Underdog Giants back where they've belonged

The Giants started the season a huge underdog and now they are the underdog again. They are back to having a new coach and new players. Back to having little room for error on Sundays.

The Giants didn't just have their game against Chicago turn around in an eye blink. Their season took an awful turn as well. The Giants went from a playoff lock to a playoff underdog in one 60-minute stretch of gridiron misery.

A season-ending injury to their best defensive player, maybe their best overall player, Michael Strahan. A season-ending injury to the other starting defensive end, Keith Washington.

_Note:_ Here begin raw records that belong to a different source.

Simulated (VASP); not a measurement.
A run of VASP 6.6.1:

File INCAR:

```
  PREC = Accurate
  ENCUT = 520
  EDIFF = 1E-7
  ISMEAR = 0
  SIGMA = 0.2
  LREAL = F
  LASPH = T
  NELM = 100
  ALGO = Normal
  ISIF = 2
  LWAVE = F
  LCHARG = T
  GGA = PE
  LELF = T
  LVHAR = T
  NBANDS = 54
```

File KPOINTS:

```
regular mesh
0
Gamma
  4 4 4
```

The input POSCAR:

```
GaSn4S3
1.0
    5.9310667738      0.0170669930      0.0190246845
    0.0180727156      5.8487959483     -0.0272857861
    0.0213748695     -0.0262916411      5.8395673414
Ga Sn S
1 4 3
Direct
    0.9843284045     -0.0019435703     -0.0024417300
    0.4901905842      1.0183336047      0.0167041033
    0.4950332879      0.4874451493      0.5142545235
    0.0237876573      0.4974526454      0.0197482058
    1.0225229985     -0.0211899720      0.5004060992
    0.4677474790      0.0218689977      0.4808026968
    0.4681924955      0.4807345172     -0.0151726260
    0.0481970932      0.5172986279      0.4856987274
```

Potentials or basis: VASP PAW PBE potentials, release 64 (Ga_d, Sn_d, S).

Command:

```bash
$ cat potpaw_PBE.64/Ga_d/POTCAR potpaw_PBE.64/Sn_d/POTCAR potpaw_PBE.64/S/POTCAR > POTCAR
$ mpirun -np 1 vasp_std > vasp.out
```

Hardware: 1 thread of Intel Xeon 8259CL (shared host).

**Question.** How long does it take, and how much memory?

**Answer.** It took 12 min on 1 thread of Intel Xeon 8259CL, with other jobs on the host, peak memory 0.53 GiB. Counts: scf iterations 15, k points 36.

Poor line play. Poor quarterback play. A bunch of penalties. Dumb mistakes. You half-expected to look down the sideline and see Jim Fassel spitting into the wind.

Strahan and Washington were replaced by the inevitable quarterback controversy. Coughlin's mistake wasn't thinking of replacing Kurt Warner with Eli Manning during the loss to the Bears. Coughlin's mistake was sharing his thoughts with the world.

Coughlin showed his hand. He admitted his uncertainty in Warner, however fleetingly. Think about it: If Coughlin were considering pulling Warner with the Giants 5-2, how would the coach react during a gloomier period down the road?

Asked if it's "easy to say that you haven't lost confidence'' in Warner, Coughlin responded, "Kurt is the starting quarterback.'' Death-row inmates get rosier votes of confidence.

So the Giants now have the potential to turn into a real mess. One story from last season – injuries – and two popular preseason stories had returned. Warner or Manning? Can the Giants defense stop anybody?

Coughlin was the other big preseason story. Would the Giants buy into his program? How much of a difference could he make with new quarterbacks and half a new roster? The Giants have bought in. He's made a huge difference.

But Coughlin's job got a whole lot harder after the Bears game. Strahan's on- and off-field value, no matter how much he plans to be around, can't be replaced. The deep D-line that had a huge hand in the team's success got paper thin in 60 football minutes.

The Giants traded Strahan and Washington for Osi Umenyiora and Lorenzo Bromell. Recent signee Chuck Wiley became the player to be named later.

No Strahan. No Washington. No stability at quarterback.

Warner's a walking controversy regardless of how he played in Arizona. He needs two or three solid games in a row to restore Coughlin's confidence in him. Coughlin is fast running out of patience with the fumbles and sacks and, lately, the interceptions.

Coughlin has talked to Warner repeatedly about keeping turnovers to a minimum, about being fundamentally sound. Warner seems to be battling old habits such as waiting in the pocket and holding the ball loosely.

"We talked about that during the preseason,'' Coughlin said, "about the fact that the quarterback position is THE turnover position in the NFL by virtue of interceptions, fumbles, or whatever. We have to take better care of the ball.''

Coughlin and the Giants need Warner to be consistent. He's not only jeopardizing his starting job if he's inconsistent. He's turning up the volume on critics screaming for Manning. And that negatively affects the entire operation.

Going to Manning would be an enormous gamble by Coughlin. Enormous. Manning has almost no NFL experience. The Jets rattled him during a preseason game in one of the few times he's faced a scheming NFL defense.

So the Giants are left with Warner, for better or for worse. He can still win games. Warner went into the Cardinals game with a 40-18 regular-season record as a starter. But he needs time in the pocket. He needs receivers to get open.

Fans remember how it was watching Kerry Collins get battered last season. They were still trying to rid the memories from their long-term banks when this group brought some reminders.

But let's make one thing perfectly clear. The 2004 Giants have almost nothing in common with last year's crew. By the end last season, the Giants were so beat up their level of effort was hard to determine. In some cases they seemed to be going through the motions for a lame-duck coach.

Coughlin will make sure this team buckles its chinstraps especially taut. Players know Coughlin isn't going anywhere, except berserk, if they start to lose the mental edge. There are too many new faces with fresh approaches and outlooks to provide fans a deja vu.

Coughlin drilled them hard on fundamentals, on attitude, on work ethic, leading to last week's game in Arizona. Those are the variables that helped the Giants get off to a 5-2 start. Those are the variables that would help the Giants return to smooth terrain.

The Giants aren't getting back Strahan and Washington. But the loss to Chicago, and all it encompassed, brought back the team's underdog status. Maybe that's how we should have viewed the Giants all along.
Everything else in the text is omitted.